LEICESTER, United Kingdom – Britain’s immigration detention system fosters a “culture of death” and the practice should be ended, according the country’s leading Catholic refugee agency.
On Sunday, the Jesuit Refugee Service (JRS) UK issued a new report, Detained and Dehumanized: The Impact of Immigration Detention, documenting the effects of placing people in detention centers for immigration matters.
Immigrants can be detained in the UK if they are waiting for permission to enter the country or if they are subject to deportation. Often, these immigrants are involved in legal proceedings to get the right to stay in the UK, and so may be detained for long periods of time, even years. The process is not a criminal proceeding, but an administrative procedure.
Detainees are a mix of people who may be in the UK unlawfully such as people who have overstayed their visa, asylum seekers, and foreign national offenders (FNOs), who have been convicted of a crime.
The UK is the only European country without a statutory time limit on immigration detention.
The new JRS UK report is based on the experiences of over two dozen people who have been detained or threatened with detention by the UK government on immigration grounds, and found that detention has a “deep and lasting impact,” affecting mental and physical health, the way one interacts with the world, and the sense of self and of one’s humanity.
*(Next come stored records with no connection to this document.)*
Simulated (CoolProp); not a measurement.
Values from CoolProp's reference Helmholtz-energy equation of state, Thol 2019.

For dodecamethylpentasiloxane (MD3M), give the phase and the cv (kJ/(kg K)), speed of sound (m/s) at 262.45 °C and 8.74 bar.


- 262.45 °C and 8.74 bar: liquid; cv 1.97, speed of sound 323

“Its trauma stretches beyond the period of detention, to be re-lived indefinitely over the years to come. Torture survivors experience detention as torture. They and others speak of detention as a kind of dying, and indeed detention fosters a culture of death where suicidal ideation is commonplace,” the report says.
The report says that even short periods of detention are “traumatic,” and longer periods especially so. It also faults the Home Office – the UK government department in charge of immigration matters – for a lack of accountability when it comes to immigration detention.
“The prospect of detention and re-detention creates fear that shapes life long after release, punctuating it more sharply as the time to report approaches. Detention denies people basic goods: freedom, community, ability to contribute to society and participate in family life and legal processes. Detention is a context in which communication and engagement are thwarted,” the report says.
The report calls for an end to the use of detention for the purpose of immigration control, saying it is “incompatible with a humane and just immigration and asylum system.”
Sarah Teather, the director of JRS UK said the report provides damning evidence of the tragic and dehumanizing effects” of the use of immigration detention.
“It is clear from those interviewed that being physically detained, as well as the looming threat of detention, irreversibly impact mental and physical wellbeing and cause life-long pain and trauma,” she said.
Teather served as a member of the UK Parliament from 2003-2015 and was Minister of State for Children and Families from 2010-2012.
During her time in government, Teather led the negotiations to stop the detention of children in the immigration system, and later chaired a parliamentary group focused on support for refugees, including the issue of detention.
She said staff at JRS UK regularly encounter vulnerable individuals who are subjected to detention through an arbitrary process,” and who are caught in a complex web of dehumanizing policies.”
“Far from being a last resort, the use of these punitive and devastating powers has become so automatic that it has been normalized. Immigration detention is a harmful process that obstructs the fundamental right to family, community, participation and life,” Teather said.
Abuses described in the report included the use of disproportionate force when detaining individuals, the denial of food and water for extended periods of time, the failure to disclose pertinent information, as well as physical abuse and sexual harassment in detention facilities.
JRS UK says for as long as immigration detention continues to be used by the Home Office, several reforms should be made, including: Introducing a mandatory time limit of 28 days or less for all those detained under immigration powers and ensuring the decision to detain must go before a judge and be independent of the Home Office.
The JRS report comes a year after Parliament’s Home Affairs Committee issued a scathing report describing how asylum seekers and other immigrants in the UK have been wrongfully detained, held in detention when they are vulnerable, and detained for too long,
The House of Commons will be debating the Immigration and Social Security (EU withdrawal) Bill on June 30, including an amendment proposed by David Davis, a member of Parliament from the ruling Conservative Party, to reform the country’s immigration detention system.
Davis’s proposal would put a 28-day time limit on immigration detention, with judicial oversight of detention after 96 hours. For JRS UK, this would be a first step to ending the practice.
“The time for government to end this cruel and inhumane practice is long over-due,” Teather said.